[The words of this sonnet are printed below.]
How I Lost an Argument and Won This Sonnet (and a few others)
Writing and the spiritual life both were important parts of my childhood, and when I awoke to adolescent consciousness I found them at the core of my being, where they have remained.
I emerged as a fledgling poet and spiritual and social activist on October 15th, 1969, at age 14. It was War Moratorium Day and I was visiting my brother, George, who lived on the edge of the Harvard campus. The night before he had introduced me to the poetry of William Carlos Williams and the Imagists. That day we watched the coverage on the news of our generation rising up with the power of a mass movement. That evening I wrote my first free verse poem, an imagistic social and spiritual manifesto. I was swept up and rode that wave a long time. I still am riding it, although in different forms.
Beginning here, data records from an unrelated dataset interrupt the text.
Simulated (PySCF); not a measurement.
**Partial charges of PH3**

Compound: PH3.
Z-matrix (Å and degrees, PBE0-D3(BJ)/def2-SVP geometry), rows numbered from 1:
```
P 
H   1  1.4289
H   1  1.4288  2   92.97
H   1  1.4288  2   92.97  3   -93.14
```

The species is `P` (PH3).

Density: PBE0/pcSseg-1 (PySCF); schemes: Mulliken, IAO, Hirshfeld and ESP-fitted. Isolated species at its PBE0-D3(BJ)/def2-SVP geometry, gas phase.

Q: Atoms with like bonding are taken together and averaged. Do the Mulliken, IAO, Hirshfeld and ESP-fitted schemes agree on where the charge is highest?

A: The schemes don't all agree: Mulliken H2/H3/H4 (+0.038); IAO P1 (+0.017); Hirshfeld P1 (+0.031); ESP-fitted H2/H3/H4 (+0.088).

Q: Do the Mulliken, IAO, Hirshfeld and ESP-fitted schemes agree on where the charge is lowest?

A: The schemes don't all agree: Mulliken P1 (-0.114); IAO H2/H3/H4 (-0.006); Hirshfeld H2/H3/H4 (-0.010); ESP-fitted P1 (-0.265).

We were strident those days, and part of my stridency was a harsh judgment of formal poetry. I was a free verse fundamentalist as a Creative Writing Program major at Princeton, arguing with my thesis adviser, Carlos Baker, in a precept, insisting that the Imagists were far superior to Emily Dickinson.
I argued even more vehemently with my mother, who was my first literary and spiritual teacher. She would throw Frost at me: “Writing free verse is like playing tennis without a net.” She told me more than once that if I wanted to become a good poet I should write five thousand sonnets.
I would scoff and throw up my hands and walk out of the room—that beautiful room that she created by finding second hand furniture and fixing it up and filling the surfaces with vases of flowers cut from her yard. How I would love to be able to walk back into that room today, how I long for that beautiful, ordered calm, that cool serenity now with our world falling apart.
How I would love to report to her that she won the argument, and I have indeed written my five thousand sonnets, but she died before I had written my first. I did confess to her once that my free verse poems sometimes had a surprise rhymed ending, and she knew I shared her love of Gerard Manley Hopkins, but it was twelve years after she died, in 2000, that a friend sent me a sonnet and I decided on a whim to write one back.
I had a car accident that year that changed my life. It wasn’t injury or intimations of mortality, it was watching my dream of retiring being totaled and towed away. I realized I would be an old, old man before I could afford to take time off to write, if ever.
I had just learned about William Stafford’s practice of writing a poem a day. Someone asked him, what do you do when you are uninspired? He said cheerfully, “I just lower my standards!” I took a vow after the accident that I would write a poem a day.
The problem was lowering my standards far enough to accept the uninspired free verse deadline drivel that I would write at 11:59 PM some days.
Writing that first sonnet was the turning point. It was so satisfying to solve the challenges of the form that even though it might be drivel, it felt like a major accomplishment. I was exercising my heart, mind and soul and all my skill with words, so each sonnet was a workout. My mother was right. I was learning.
It was the perfect path for a poet who was also a pastor, husband and father, who always had more to do than time to do it. I have been on it for twenty years now, I’ve written over seven thousand poems some of which were hymns, some haiku, some free verse, but well over five thousand were sonnets. I haven’t had time to edit and prepare for publication, and I still don’t really, but I’m old enough and the world is in trouble enough that I am forcing myself to take the time.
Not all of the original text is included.